The MatrixThe friends claimed certainty about things that I don’t think we can reasonably be certain about. One claimed to have achieved certain knowledge through the Sufi practice of dhikr; I argued that this could be a feeling of certainty about falsehood rather than about truth, so that one needs standards of truth external to the mystical experience. The other claimed that we could know with certainty that we are awake and not sleeping; I wasn’t ready to grant that. I’m ready to grant the basic point of Descartes’s skepticism: although we can be relatively confident that the things of the world are as they seem, it’s possible they could all be a dream, or the creation of an evil demon – or even the Matrix. (What a gift that movie is to teachers of introductory philosophy!)

Now Descartes himself thinks he can have certain knowledge in spite of all this doubt, or in a certain sense even because of it: he believes that the one thing he can’t doubt is the fact that he is doubting. His doubt would be logically self-contradictory, for its very existence would require the presence of a doubter, namely himself. Thus, “I think therefore I am” (cogito ergo sum).

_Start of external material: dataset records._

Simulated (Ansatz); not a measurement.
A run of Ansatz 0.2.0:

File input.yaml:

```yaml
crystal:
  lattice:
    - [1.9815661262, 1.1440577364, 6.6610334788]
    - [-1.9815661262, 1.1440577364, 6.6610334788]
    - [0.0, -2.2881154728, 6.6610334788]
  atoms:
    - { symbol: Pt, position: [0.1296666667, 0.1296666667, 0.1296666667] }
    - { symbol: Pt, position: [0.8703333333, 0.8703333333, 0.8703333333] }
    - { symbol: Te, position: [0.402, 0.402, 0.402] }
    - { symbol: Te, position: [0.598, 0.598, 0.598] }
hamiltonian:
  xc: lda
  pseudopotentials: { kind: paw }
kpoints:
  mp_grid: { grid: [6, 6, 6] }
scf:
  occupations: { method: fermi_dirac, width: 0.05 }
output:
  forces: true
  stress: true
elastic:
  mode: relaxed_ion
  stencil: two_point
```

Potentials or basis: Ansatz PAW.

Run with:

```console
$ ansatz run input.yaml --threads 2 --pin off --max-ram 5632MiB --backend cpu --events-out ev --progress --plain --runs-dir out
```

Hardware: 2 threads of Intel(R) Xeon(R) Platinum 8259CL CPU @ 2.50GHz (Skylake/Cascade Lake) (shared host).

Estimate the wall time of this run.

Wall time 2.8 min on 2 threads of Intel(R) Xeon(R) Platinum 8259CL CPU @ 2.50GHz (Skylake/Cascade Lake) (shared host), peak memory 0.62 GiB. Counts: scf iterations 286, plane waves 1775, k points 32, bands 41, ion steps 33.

My Buddhist readers will probably be unsympathetic to Descartes’s argument, and rightly so. Descartes tries here to prove the very thing that the Buddha of the Pali suttas – and the vast majority of later Buddhists – would be at pains to deny, namely the existence of the self. I would argue that a Buddhist critique knocks Descartes down quite effectively. Descartes may have established the existence of doubt, but not of an agent of doubt, of a doubter. That’s an error, a reification. As a popular book on Buddhism has it, there are thoughts without a thinker. Even if one disagrees with Buddhist deconstructions of the self – and I am often skeptical of them – one must surely still acknowledge that they at least cast doubt on the self, the thing Descartes thought could not be doubted.

Nevertheless, there’s a route to certain knowledge that one can still follow from here. The basic Buddhist critique knocks down certainty about the thinking self; it does not knock down the more basic pursuit of foundations and certainty in the face of skepticism. Descartes had a basically sound insight in one respect: while you might doubt the existence of a doubter, you cannot doubt the existence of doubt itself! If Descartes was really aiming for a completely certain foundation to stand on, he would have been better off saying: “There is thinking, therefore there is being.”

It’s there, in thought itself, where I would look for certain knowledge. Thought must be possible; the existence of the idea that thought isn’t possible implies that it is. Even in the Matrix, thought must be possible; it cannot be otherwise. Moreover, the existence of thought seems to require something like Aristotle’s laws of logic; without them, thought cannot make sense. Everything is what it is (the law of identity); and nothing can both be and not be in the same time and in the same respect (the law of non-contradiction). Less sure about his third law, the law of the excluded middle (everything either is or is not); that one’s been quite plausibly challenged by contemporary intuitionistic logic, and before that by Madhyamaka Buddhists like Nāgārjuna. But a denial of identity or non-contradiction effectively invalidates itself.

Here, in the realms of thought and logic, is where I would look for certainty. (Plato’s venture into mathematics is also a plausible place to look: even in the Matrix, one would think, 2+2 is always 4.) The possibility of thought, the law of identity: these things seem incontrovertible. But that’s just the problem: maybe they only seem incontrovertible. Descartes thought that the existence of the self was an ironclad, logically irrefutable foundation; but he turns out to be wrong. As far as I can tell, the existence of thought or the law of non-contradiction are irrefutable. But couldn’t I be missing something the way Descartes was?